The University of Cincinnati Center for Business Analytics is an outreach center that collaborates with industry partners on applied research and continuing education in business analytics. One of the programs offered by the center is a quarterly Business Intelligence Symposium. Each symposium features three speakers on the real-world use of analytics. Each corporate member of the center (there are currently 10) receives five free seats to each symposium. Nonmembers wishing to attend must pay $75 per person. Each attendee receives breakfast, lunch, and free parking. The following are the costs incurred for putting on this event: Rental cost for the auditorium $150 Registration processing $8.50 per person Speaker costs (3 speakers $800 each) Continental breakfast $4.00 per person Lunch $7.00 per person Parking $5.00 per person

a) Build a spreadsheet model that calculates a profit or loss based on the number of nonmember registrants.

b) Use Goal Seek to find the number of nonmember registrants that will make the event break even.

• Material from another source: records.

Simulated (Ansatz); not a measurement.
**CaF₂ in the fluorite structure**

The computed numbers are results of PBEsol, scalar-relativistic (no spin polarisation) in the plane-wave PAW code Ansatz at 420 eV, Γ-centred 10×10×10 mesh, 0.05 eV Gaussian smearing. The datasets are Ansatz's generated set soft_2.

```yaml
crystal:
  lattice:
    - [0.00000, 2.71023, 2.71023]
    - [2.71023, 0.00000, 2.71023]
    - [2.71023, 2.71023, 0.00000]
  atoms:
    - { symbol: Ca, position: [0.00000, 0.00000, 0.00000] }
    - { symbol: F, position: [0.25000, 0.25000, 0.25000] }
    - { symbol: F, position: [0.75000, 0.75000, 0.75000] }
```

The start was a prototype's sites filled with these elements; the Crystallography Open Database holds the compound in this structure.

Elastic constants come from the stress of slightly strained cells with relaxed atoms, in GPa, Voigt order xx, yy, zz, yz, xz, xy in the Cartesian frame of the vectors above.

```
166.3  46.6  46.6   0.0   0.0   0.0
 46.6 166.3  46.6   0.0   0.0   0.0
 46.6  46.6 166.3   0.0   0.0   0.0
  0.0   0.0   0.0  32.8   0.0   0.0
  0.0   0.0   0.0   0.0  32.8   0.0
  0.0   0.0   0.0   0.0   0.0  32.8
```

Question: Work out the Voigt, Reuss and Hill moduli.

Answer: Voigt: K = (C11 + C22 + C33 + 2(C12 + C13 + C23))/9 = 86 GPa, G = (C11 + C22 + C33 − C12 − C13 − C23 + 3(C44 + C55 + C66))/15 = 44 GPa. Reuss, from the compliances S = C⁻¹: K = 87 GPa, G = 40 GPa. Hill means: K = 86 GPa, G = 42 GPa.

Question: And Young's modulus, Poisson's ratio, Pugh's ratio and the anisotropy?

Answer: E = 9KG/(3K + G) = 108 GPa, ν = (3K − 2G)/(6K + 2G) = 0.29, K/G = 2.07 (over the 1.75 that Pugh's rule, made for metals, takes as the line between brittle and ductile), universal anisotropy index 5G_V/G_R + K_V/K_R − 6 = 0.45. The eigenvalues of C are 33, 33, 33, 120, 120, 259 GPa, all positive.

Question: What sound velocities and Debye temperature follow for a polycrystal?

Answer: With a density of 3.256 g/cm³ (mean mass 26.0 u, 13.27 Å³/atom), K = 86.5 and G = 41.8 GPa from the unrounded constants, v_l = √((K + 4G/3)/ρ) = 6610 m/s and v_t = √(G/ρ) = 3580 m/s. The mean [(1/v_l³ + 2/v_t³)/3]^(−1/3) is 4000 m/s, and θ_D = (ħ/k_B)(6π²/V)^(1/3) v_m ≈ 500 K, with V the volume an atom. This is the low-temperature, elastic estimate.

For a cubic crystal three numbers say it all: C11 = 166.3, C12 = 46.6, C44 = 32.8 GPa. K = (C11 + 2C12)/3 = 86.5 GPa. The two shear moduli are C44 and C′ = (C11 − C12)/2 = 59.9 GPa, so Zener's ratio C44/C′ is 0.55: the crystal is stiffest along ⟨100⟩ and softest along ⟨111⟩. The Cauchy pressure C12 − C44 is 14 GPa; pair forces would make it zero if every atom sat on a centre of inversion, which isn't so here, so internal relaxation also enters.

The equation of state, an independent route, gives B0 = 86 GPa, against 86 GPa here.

c) The Center for Business Analytics is considering a refund policy for no-shows. No refund would be given for members who do not attend, but nonmembers who do not attend will be refunded 50% of the price. Extend the model you developed in a) for the Business Intelligence Symposium to account for the fact that, historically, 25% of members who registered do not show and 10% of registered nonmembers do not attend. The center pays the caterer for breakfast and lunch based on the number of registrants (not the number of attendees). However, the center pays for parking only for those who attend. What is the profit if each corporate member registers their full allotment of tickets and 127 nonmembers register?

d) Use a two-way data table to show how profit changes as a function of number of registered nonmembers and the no-show percentage of nonmembers. Vary the number of nonmember registrants from 80 to 160 in increments of 5 and the percentage of nonmember no-shows from 10 to 30% in increments of 2%.

2.

Galaxy Co. distributes wireless routers to Internet service providers. Galaxy procures each router for $75 from its supplier and sells each router for $125. Monthly demand for the router is a normal random variable with a mean of 100 units and a standard deviation of 20 units. At the beginning of each month, Galaxy orders enough routers from its supplier to bring the inventory level up to 100 routers. If the monthly demand is less than 100, Galaxy pays $15 per router that remains in inventory at the end of the month. If the monthly demand exceeds 100, Galaxy sells only the 100 routers in stock. Galaxy assigns a shortage cost of $30 for each unit of demand that is unsatisfied to represent a loss-ofgoodwill among its customers. Management would like to use a simulation model to analyze this situation. What is the average monthly profit resulting from its policy of stocking 100 routers at the beginning of each month?

3.

Grear Tire Company has produced a new tire with an estimated mean lifetime mileage of 36,500 miles. Management also believes that the standard deviation is 5,000 miles and that tire mileage is normally distributed. To promote the new tire, Grear has offered to refund some money if the tire fails to reach 30,000 miles before the tire needs to be replaced. Specifically, for tires with a lifetime below 30,000 miles, Grear will refund a customer $1 per 100 miles short of 30,000. a) For each tire sold, what is the expected cost of the promotion? b) What is the probability that Grear will refund more than $50 for a tire?